Global credit rating agency Moody's has downgraded the United States' sovereign credit rating. On May 19, the securities industry predicted that while this downgrade could increase short-term volatility in global financial markets, its overall impact would be limited. The downgrade had already been anticipated.
On May 16 (local time), Moody's lowered the U.S. credit rating by one notch, from 'Aaa' to 'Aa1'. The rating outlook was revised from 'negative' to 'stable'. Moody's cited fiscal risks as the reason for the downgrade, stating that fiscal deficits and debt are rising, and as interest rates increase, the government's interest payments on its debt have also risen significantly.
However, the securities industry believes that Moody's downgrade will have a limited impact on financial markets. This is because Moody's had already revised the outlook for the U.S. sovereign credit rating to 'negative' in August 2023, and the current adjustment follows that earlier warning.
Park Sanghyun, a researcher at iM Securities, said, "While Moody's downgrade of the U.S. sovereign credit rating could affect the U.S. and global financial markets, the negative impact is likely to be limited," adding, "This is because U.S. fiscal risks have already been well known."
He further explained, "S&P downgraded the U.S.'s top credit rating in August 2011, and Fitch did so in August 2023, so Moody's downgrade is neither new nor an unexpected negative factor. At this point, major risks that could trigger a sharp correction in financial markets, such as tariff risks, have entered a lull, so the impact of the downgrade may not be significant."
Suh Junghoon, a researcher at Samsung Securities, also emphasized, "The downgrade had already been anticipated at the end of 2023, and the reasons for the adjustment are not significantly different from those cited by other rating agencies in their previous downgrades. Therefore, the shock to the market is expected to be more limited compared to previous cases."
Park Sangwoo, a researcher at DB Securities, explained, "While the downgrade of the U.S. sovereign credit rating is symbolically significant, Aaa and Aa1 ratings are treated the same in terms of bank capital regulations and collateral management. Therefore, the technical impact on demand for U.S. Treasuries is limited."
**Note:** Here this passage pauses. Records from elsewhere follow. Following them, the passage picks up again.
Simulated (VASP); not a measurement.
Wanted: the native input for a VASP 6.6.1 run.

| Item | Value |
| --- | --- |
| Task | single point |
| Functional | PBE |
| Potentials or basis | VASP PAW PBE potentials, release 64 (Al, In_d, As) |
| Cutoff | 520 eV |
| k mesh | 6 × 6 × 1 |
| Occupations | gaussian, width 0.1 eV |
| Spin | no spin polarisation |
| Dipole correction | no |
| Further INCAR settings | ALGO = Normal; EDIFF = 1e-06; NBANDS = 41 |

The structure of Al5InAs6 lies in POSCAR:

However, in the short term, the downgrade is expected to be a factor that could increase volatility. Ahn Kitae at NH Investment & Securities said, "Given that the KOSPI index has rebounded rapidly from its recent low, Moody's downgrade could serve as a trigger for short-term profit-taking. Even if a short-term correction occurs, expectations for new government policies and for interest rate cuts by the U.S. Federal Reserve (Fed) will likely keep the magnitude and duration of any correction limited."
Ahn Yeha, a researcher at Kiwoom Securities, also commented on the bond market, saying, "Since Moody's downgrade is not a new issue, any increase in short-term volatility is likely to be limited. Until an event emerges that could significantly boost demand for U.S. Treasuries, the market is expected to remain exposed to upside risks from time to time."